A Letter to My Trustees: Using Values to Influence Discretionary Trust Distributions

December 03, 2024
  • Capital Partners
Senior Wealth Planner Nicole Jackson Leslie explores how a donor can guide a trustee, even after a trust has been created, to help ensure the trust is used to support and perpetuate a family’s core values for generations to come.

Tax-driven estate planning is too often divorced from the purposes of intergenerational wealth. While lifetime gifting to irrevocable trusts offers many benefits, including reducing gift and estate taxes and increasing creditor protection, the long-term purposes of the assets being gifted ought to be considered at the same time. How the donor (that is, the creator of the trust) wants the trust assets distributed – when, how much, and for what purpose – is a complicated set of questions that requires significant reflection.

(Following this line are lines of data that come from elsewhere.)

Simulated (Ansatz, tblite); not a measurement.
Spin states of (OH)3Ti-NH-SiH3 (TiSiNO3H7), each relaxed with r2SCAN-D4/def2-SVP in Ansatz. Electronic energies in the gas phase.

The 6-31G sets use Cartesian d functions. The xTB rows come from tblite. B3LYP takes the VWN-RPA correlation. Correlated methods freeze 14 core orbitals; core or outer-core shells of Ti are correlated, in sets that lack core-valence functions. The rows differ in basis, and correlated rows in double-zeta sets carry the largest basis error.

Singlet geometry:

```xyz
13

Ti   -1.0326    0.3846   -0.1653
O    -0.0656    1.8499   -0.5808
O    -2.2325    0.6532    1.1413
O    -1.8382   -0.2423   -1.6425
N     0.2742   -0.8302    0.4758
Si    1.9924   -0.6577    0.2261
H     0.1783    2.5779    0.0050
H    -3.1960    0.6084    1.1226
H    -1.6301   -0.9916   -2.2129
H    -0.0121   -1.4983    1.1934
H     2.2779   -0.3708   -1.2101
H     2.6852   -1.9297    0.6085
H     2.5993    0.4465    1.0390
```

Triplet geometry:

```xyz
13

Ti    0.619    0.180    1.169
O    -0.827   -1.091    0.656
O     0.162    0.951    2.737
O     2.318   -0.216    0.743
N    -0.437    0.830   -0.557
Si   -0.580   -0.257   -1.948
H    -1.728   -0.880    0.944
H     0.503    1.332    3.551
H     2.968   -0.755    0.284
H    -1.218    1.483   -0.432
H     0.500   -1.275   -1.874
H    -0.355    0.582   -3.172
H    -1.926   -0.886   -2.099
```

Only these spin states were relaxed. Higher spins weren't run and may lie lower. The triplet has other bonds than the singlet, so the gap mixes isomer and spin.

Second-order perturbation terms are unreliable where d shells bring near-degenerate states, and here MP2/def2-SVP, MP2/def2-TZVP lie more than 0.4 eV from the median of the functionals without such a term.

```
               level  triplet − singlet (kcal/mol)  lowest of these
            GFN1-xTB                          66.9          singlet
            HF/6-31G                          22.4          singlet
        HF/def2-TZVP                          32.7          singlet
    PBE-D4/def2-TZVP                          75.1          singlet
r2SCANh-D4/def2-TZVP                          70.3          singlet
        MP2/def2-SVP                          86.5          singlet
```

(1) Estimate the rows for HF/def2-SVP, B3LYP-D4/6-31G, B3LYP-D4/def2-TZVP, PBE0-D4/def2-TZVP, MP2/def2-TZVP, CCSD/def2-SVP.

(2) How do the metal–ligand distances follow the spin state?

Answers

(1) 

Most modern-day irrevocable trusts provide a purely discretionary distribution standard, meaning that the trustee has the discretion to distribute any amount at any time to any beneficiary so long as the trustee deems such distribution to be advisable after considering their fiduciary duties. This standard is preferred by many estate planners and professional advisors because it provides significant flexibility, allowing the trustee to react appropriately to future unforeseen circumstances while maintaining the creditor protection so many donors desire.

Discretionary trusts, however, allow donors to postpone thinking about the purposes of the trust. Once the trust is drafted, signed, and funded, donors are often ready to take a break from estate planning, rather than doing the hard work of reflecting on their values and how they might envision the future use of the trust assets.

Here is the good news: If you set up a discretionary trust and would like to share your intentions for the trust and its beneficiaries, it’s not too late! In this article, we explore how you can guide a trustee, even after the trust has been created, to help ensure the administration of your trust is rooted in purpose.

Articulate your values

There are numerous tax and financial benefits to putting assets in an irrevocable trust, but being able to articulate the values that motivated you to create the trust in the first place is just as important. Conveying the purpose – the why – behind a trust helps future generations understand the planning and thinking of those who came before them and will help them make informed decisions when dealing with the trust as a beneficiary.

As BBH Senior Advisor Ellen Perry writes in “A Wealth of Possibilities: Navigating Family, Money, and Legacy”: “Strong, healthy families generally have well-defined, clearly articulated, life-affirming values. In such families, values are discussed openly, lived enthusiastically, constitute the organizing principle of family life, and define the nature and quality of many family relationships.”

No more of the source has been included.